Data Analyst Interview Prep - SQL, Power BI, and Behavioral Questions
SQL Questions & Sample Queries
1. Top 3 departments with highest salaries
SELECT department_id, SUM(salary) AS total_salary
FROM Employees
GROUP BY department_id
ORDER BY total_salary DESC
LIMIT 3;
2. Customers with orders > Rs.50,000 in 60 days
SELECT customer_id, SUM(order_amount) AS total_spent
FROM Orders
WHERE order_date >= CURRENT_DATE - INTERVAL 60 DAY
GROUP BY customer_id
HAVING total_spent > 50000;
3. First and recent transaction per customer
SELECT customer_id, MIN(transaction_date), MAX(transaction_date)
FROM Transactions
GROUP BY customer_id;
4. Orders placed during public holidays
SELECT o.* FROM Orders o JOIN Public_Holidays p ON o.order_date = p.holiday_date;
5. Revenue per product category
SELECT category, SUM(sales_amount) AS total_revenue FROM Sales GROUP BY category;
6. Third highest salary (no LIMIT/TOP/OFFSET)

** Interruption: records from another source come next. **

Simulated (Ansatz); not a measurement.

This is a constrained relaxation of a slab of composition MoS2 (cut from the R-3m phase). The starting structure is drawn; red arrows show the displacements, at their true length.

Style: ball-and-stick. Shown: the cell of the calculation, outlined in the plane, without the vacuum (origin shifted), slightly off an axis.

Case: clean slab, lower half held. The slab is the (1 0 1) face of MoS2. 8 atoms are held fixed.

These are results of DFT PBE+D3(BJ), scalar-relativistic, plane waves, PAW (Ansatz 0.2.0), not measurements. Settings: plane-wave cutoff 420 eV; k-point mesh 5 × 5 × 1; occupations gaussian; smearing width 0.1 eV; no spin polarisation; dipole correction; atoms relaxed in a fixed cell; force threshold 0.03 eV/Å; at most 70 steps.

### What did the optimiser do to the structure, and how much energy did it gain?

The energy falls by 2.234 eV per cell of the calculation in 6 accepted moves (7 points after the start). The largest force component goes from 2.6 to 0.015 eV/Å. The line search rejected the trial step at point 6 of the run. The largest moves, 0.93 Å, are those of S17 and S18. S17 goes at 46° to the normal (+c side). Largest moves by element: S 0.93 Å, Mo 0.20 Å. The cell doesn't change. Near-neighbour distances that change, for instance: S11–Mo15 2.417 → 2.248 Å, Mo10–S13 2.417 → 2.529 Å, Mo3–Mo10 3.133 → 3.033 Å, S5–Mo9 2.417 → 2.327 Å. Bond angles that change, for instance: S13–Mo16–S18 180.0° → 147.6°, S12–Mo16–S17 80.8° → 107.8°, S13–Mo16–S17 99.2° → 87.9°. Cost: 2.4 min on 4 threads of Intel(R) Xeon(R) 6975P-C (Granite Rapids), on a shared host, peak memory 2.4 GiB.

SELECT salary FROM Employees e1
WHERE 2 = (SELECT COUNT(DISTINCT salary) FROM Employees e2 WHERE e2.salary > e1.salary);
7. Customers who never placed an order
SELECT c.* FROM Customers c LEFT JOIN Orders o ON c.customer_id = o.customer_id WHERE o.order_id IS NULL;
8. Best-selling product in each region
SELECT region, product_id, SUM(quantity) AS total_quantity
FROM Orders
GROUP BY region, product_id
QUALIFY RANK() OVER (PARTITION BY region ORDER BY SUM(quantity) DESC) = 1;
9. Discount % per order and rank
SELECT order_id, category, (discount_amount / original_price) * 100 AS discount_percentage,
RANK() OVER (PARTITION BY category ORDER BY (discount_amount / original_price) * 100 DESC) AS
rank_in_category
FROM Orders;
10. Orders > 75th percentile value
WITH order_values AS (
SELECT order_id, (quantity * unit_price) AS order_value FROM Orders
), percentile_75 AS (
SELECT PERCENTILE_CONT(0.75) WITHIN GROUP (ORDER BY order_value) AS p75 FROM order_values
)
SELECT o.* FROM order_values o, percentile_75 p WHERE o.order_value > p.p75;
Power BI Questions & Approaches
1. Customer Churn Dashboard:
KPI cards, trend lines, cohort analysis, reasons for churn, drill-down filters.
2. DAX - Year-over-Year Revenue Growth:
YoY Growth = DIVIDE([Total Revenue] - CALCULATE([Total Revenue], SAMEPERIODLASTYEAR('Date'[Date])),
CALCULATE([Total Revenue], SAMEPERIODLASTYEAR('Date'[Date])))
3. DAX - Running Total Sales:
Running Total Sales = CALCULATE([Total Sales], FILTER(ALLSELECTED('Date'[Date]), 'Date'[Date] <=
MAX('Date'[Date])))
4. Dynamic Filtering:
Use slicers, What-If parameters, update visuals based on selections.
5. DAX - Customer Spend Categories:
SWITCH(TRUE(), [Total Purchase] >= 100000, "High", [Total Purchase] >= 50000, "Medium", "Low")
6. Row-Level Security (RLS):
Set Department-based roles and apply USERPRINCIPALNAME() filters.
7. Highlight Low-Performing Products:
Create measure with IF logic, apply conditional formatting.
8. Power BI Dataflow Creation:
ETL from multiple sources, centralized, reusable datasets.
9. Best Performance Practices:
Use star schema, avoid calculated columns, aggregate data, optimize visuals.
10. Power Query Tasks:
- Remove duplicates: Remove Duplicates tool.
- Split column: Split by Delimiter.
- Merge datasets: Merge Queries using Join Kind.
Behavioral & Scenario-Based Sample Answers
1. Data pipeline improving reporting:
Automated sales data cleanup with Python/SQL, reduced reporting time, improved accuracy.
2. Analysis leading to business decision:
Identified high churn segment via cohort analysis, suggested discounts, improved retention.
3. Handling conflicting priorities:
Prioritized by business impact, clear stakeholder communication, and weekly syncs.
4. Resolving inconsistent data:
Root cause analysis, data reconciliation reports, DB team collaboration.
5. Communicating technical insights:
Used simple visualizations, avoided jargon, shared actionable insights in layman terms.